By Brian Hansford, director of client services & marketing automation practice lead for Heinz Marketing
CMO’s and Marketing VP’s are in the throes of 2014 planning right now, even as they are driving towards finishing the sales year. And with the strategic planning on revenue targets and budgets comes the most critical resource of all – People.
I want to cover how marketing execs can plan to enhance and add to their marketing operations teams with three critical roles. Too often the responsibilities of these three roles are loaded onto a single person. Even mid-market companies should invest in expanding their marketing teams to cover these roles. All three have direct focus and impact on revenue generation.
The Most Important Resource
People are THE most valuable resource for a Demand Generation Strategy that is supported with Marketing Automation. Without people, Marketing Automation is just a shiny technology platform with cool features. What good is a Bugatti Veyron if you don’t drive it?
Marketing Automation initiatives require people with a range of skills and passions. Large organizations can hire squads of people with deep specialization in several areas while smaller teams require people who can do more in several areas.
One of the biggest failings is companies who place too much burden on one single person. An example of this is a Marketing Automation Manager who spends more time reporting from Salesforce CRM instead of administering campaigns. Another example is a Campaign Manager who develops decent content but can only use Marketing Automation in batch and blast emails because of a lack of training. Find the balance that doesn’t hinder performance.
2014 Challenge: Not Enough Marketing Automation Experience
The biggest challenge is finding people with Marketing Automation experience or skills in advanced demand generation. Too many marketers are still stuck in Marketing 1.0. Managers can and should expect to train people regardless of experience. Even experienced people should have access to regular training and valuable sources of information that help with skills development. With a limited talent pool, training is more important than ever.

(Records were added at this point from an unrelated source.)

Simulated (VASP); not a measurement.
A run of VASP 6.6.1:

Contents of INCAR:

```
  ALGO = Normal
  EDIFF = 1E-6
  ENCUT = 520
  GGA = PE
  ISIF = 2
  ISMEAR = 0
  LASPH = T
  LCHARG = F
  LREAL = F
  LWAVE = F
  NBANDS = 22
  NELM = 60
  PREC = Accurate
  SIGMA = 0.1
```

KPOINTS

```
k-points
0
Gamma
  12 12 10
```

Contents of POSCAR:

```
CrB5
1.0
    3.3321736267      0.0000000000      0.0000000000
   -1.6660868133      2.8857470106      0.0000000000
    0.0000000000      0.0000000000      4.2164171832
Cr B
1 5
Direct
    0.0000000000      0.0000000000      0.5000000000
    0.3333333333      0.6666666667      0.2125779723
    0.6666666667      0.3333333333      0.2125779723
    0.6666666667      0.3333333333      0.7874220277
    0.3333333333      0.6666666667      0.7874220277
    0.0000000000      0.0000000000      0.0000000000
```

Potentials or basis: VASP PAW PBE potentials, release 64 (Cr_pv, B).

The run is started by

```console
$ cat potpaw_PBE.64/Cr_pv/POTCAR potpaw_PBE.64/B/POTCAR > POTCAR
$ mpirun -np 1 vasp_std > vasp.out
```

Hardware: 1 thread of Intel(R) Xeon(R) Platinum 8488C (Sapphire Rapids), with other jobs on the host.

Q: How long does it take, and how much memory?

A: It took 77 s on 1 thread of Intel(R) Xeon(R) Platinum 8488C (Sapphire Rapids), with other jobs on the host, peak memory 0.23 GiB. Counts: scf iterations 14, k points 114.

2014 Attributes: Attitude and Aptitude
With the 3 roles I recommend, the people with the best experience and skills should have these positive attributes.
Overall Attitudes
Continually curious about customer behaviors
Passion for using and learning technology
Sharing and consuming ideas
Curiosity for trying new things
Eager to learn and experiment
Not afraid to fail
Team collaborator
Understands the importance of marketing math and marketing science
Overall Aptitude
Eagerly uses technology for creating, sharing, and measuring ideas
Focus on engaging customers to drive revenue
A mind for marketing math and science – analyze progress and results
Strong communications skills – especially written communications
Project management
1. The Marketing Automation Manager
The Manager is one who gets under the hood of the marketing automation platform and CRM systems. (Yes, both!) This person understands how to work in content management systems for web publishing and how to get different technologies to work well together. It’s also critically important this person understands how to apply technology to support a business process and campaign workflows.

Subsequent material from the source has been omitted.